An outside audit by Liberty Consulting Group, hired by the state Public Utilities Commission, found CMP failed to properly test its new system and fix bugs before going live. The audit also says the company’s customer service infrastructure was not ready to handle complaints from the rollout.

The audit said CMP’s smart meters, which transmit customer usage data and were an early suspect in the billing problems, were not at fault for the higher bills. The audit instead blames a cold weather snap and rates changes, though it also faults CMP for failing to handle the fallout well.

However, customers continue to report receiving bizarre bills out of whack with reality. Months since CMP told the PUC that its new billing system is working properly, many customers have yet to get a bill that doesn’t raise legitimate questions.

The Public Advocate Office hopes to answer them. Barry Hobbins, the public advocate, has asked the PUC for permission to test the CMP billing system to find patterns among customers who have complained about high bills. He would look at 1,369 accounts that brought complaints since May 1, 2018 — where Liberty’s audit left off — as well as those that have come since April 30.

The tests can look for anomalies between the information taken from the meter and what’s on the actual bill. If problems are noticed, they can be investigated further. The process could eliminate winter cold and supply rate increases as factors, and see what else is going on.
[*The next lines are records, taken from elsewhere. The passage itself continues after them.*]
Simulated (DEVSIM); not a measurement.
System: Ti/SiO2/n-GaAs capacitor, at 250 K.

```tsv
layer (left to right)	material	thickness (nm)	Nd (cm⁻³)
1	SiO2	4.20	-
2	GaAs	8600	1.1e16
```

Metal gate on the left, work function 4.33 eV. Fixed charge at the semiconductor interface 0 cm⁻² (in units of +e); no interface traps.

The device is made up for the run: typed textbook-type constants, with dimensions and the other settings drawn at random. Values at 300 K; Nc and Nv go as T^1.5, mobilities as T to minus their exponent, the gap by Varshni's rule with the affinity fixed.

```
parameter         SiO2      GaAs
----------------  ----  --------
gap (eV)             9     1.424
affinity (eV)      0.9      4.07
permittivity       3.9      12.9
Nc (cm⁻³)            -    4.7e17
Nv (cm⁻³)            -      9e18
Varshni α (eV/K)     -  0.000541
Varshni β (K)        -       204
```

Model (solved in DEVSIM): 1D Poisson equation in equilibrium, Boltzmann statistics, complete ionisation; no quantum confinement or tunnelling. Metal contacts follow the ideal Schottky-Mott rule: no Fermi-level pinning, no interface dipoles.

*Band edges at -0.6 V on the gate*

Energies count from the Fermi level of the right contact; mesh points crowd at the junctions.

The explanations being offered by CMP now just don’t check out — and as explained in the newspaper’s investigation, the company’s actions in implementing the new billing system have hardly made them trustworthy.

As we said in our June 23 editorial, that raises questions about CMP’s future in Maine.

But more immediately, it’s important that Mainers get clear answers as to why their electric bills have all of a sudden upended their lives.